Two sides of a statue

In a town in West Michigan, residents are trying to decide: Is Allendale Township’s Civil War statue an ode to the end of the war and the freedom it secured, or is it a reminder of slavery and the injustice over which it began?

The statue in Allendale depicts a Confederate solider and a Union solider standing back to back with a young slave between them. The slave is bending down to pick up a pamphlet that announces the abolition of slavery. Critics of the monument argue it is racist since the slave is bending down toward the feet of two white men. They also take issue with the fact that the Confederate solider is portrayed as the Union soldier’s equal.

It’s a “disgrace,” said Sonja Fryer, a Wyoming, Michigan, music teacher who organized the protests against the memorial, according to the Detroit News. “We should have nothing to do with the Confederacy,” she said.

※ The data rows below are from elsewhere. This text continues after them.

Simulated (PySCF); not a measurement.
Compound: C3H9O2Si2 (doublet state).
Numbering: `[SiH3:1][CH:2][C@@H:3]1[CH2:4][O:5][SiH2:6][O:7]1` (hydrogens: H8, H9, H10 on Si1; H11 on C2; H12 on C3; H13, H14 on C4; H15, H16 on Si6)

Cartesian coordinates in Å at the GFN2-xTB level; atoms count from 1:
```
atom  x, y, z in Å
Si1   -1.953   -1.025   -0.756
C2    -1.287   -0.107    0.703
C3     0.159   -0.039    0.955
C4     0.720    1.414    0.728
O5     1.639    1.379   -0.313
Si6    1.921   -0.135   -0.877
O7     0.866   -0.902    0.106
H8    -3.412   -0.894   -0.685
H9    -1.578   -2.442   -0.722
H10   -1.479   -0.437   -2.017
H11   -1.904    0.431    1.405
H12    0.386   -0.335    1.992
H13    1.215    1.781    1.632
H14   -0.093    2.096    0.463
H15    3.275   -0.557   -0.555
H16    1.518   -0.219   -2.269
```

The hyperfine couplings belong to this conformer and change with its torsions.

The artist who created the statue, however, disagrees. Joyce Sweers argued that the focal point of the memorial is not the Confederate soldier, but the pamphlet announcing the abolition of slavery. And tearing down the statue or removing it from Allendale’s park would be a disservice to the freedom and democratic process the statue celebrates, she said.

“If the statue is removed, we will be gift-wrapping our soul to the mob rule, compromising our freedoms,” she wrote in a letter to Allendale’s board of trustees. “This is no longer about the cement and the rebar that stands in the park.”

This debate is not unique to Allendale. It’s happening across the country — and not just over Civil War statues, but over all historical emblems with which the nation’s iconoclasts disagree. Any association with America’s past sins is a problem, according to the Left, and must be removed entirely.

People such as Sweers see things differently. Slavery was evil, as were the Confederacy and all other institutions that sought to preserve it, which is why America fought a war to end it and give all Americans, regardless of skin color, the opportunities and freedoms our founding documents swore to protect.

Allendale has only one statue. But it tells two very different stories depending on who you ask. And the story that wins will have the power to determine the future, which is what this debate has always been about anyways.